December 8, 1997
TRF project to remain nameless,Grid roads may open soon
Andrew Walgamott/staff photo
Crews wash off the sides of the Target building before applying sealant to the walls.
by Andrew Walgamott
WOODINVILLE--Though many residents are at a conundrum on what to call Woodinville's expansive downtown shopping development, Bob Parks says he doesn't anticipate naming the complex. "We don't want to be thought of as something separate from the downtown. We want to be part of it," the president of TRF-Pacific said last week. Fitting in might not be as difficult for the 43-acre ("Don't call it a shopping center") project as it may seem. Sure, there are buildings still to be erected, mountains of dirt to be leveled, acres of pavement to be striped and hundreds of shrubs and trees to be planted, but Parks said the development is beginning to reflect the vision and design residents and city staff had asked for.

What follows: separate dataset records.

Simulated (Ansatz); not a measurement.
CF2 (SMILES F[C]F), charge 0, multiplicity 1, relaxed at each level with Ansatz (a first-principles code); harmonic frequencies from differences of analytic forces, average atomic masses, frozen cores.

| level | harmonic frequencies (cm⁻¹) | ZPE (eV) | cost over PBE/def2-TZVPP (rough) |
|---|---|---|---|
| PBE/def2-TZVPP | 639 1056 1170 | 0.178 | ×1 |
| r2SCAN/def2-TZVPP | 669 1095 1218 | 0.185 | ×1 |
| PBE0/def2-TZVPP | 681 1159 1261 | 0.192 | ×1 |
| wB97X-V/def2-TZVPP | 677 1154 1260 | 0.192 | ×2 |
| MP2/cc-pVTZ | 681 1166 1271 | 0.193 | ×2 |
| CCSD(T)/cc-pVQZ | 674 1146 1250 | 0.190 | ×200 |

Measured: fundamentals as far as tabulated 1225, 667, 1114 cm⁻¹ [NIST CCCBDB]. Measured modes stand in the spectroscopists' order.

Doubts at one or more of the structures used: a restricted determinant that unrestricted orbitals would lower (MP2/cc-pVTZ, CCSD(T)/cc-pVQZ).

According to Joe Wallis, city planner, that look is known as the northwest woodlands character, or "simple three-dimensional structures", like barns, sheds and other post and beam agrarian features. This design principle is particularly visible at the Target building in the northern corner of the development, where a shiny aluminum entry way and high-set windows are reminiscent of a country barn. Post-like concrete pillars front the building. "I would guess there is no other Target in the United States that looks like this," Parks said.
Elsewhere, a pair of buildings under construction next to the sidewalk of N.E. 175th St. will have old-west style false-fronts, and a timbered park next to Schuck's features trellises and massive cedar beams that echo Molbaks across the street. The building nearest Burger King is slated to be occupied by Great Clips, General Nutrition Center, Bella Cleaners, Kinko's and GTE Phone Mart while the structure near Firestone will house Hollywood Video, Taco Del Mar, Starbucks and a tenant to be named.
Parks said construction on Top Food and Drug near Tilton Truss as well as two other structures was expected to begin soon. Crews are also busy putting the roof on the Cineplex Odeon 12-screen theater in the southeast corner of the development. And while the project will definitely change Woodinville's skyline and future forever, Parks said he was pleased with the way it was taking shape. "I like the way it looks. I hope others do to," he said.
Motorists and pedestrians may get a chance to peruse the innards of the complex soon and judge for themselves. Parks said two grid streets inside the project, N.E. 178th St. and 138th Ave. N.E., have been paved and signalized, and may be activated before the middle of next January when Burlington Northern Sante Fe crews are supposed to finish work on a new railroad crossing connecting 178th to N.E. 177th Pl. Doing so will ease congestion problems elsewhere in Woodinville.
Public Works Director Ron Cameron said TRF-built roads will provide one-third to one-half of all downtown circulation capacity, handling more traffic than the developers expect to generate. Anticipating the impact of the development, the city is also considering the addition of a second left-turn lane off of 131st Ave. N.E. near Dairy Queen onto a widened N.E. 177th Pl., the street paralleling the westside of the BNSF tracks. Also, a slip ramp from State Route 522 onto 178th has been proposed, though Cameron said that was five to ten years in the future.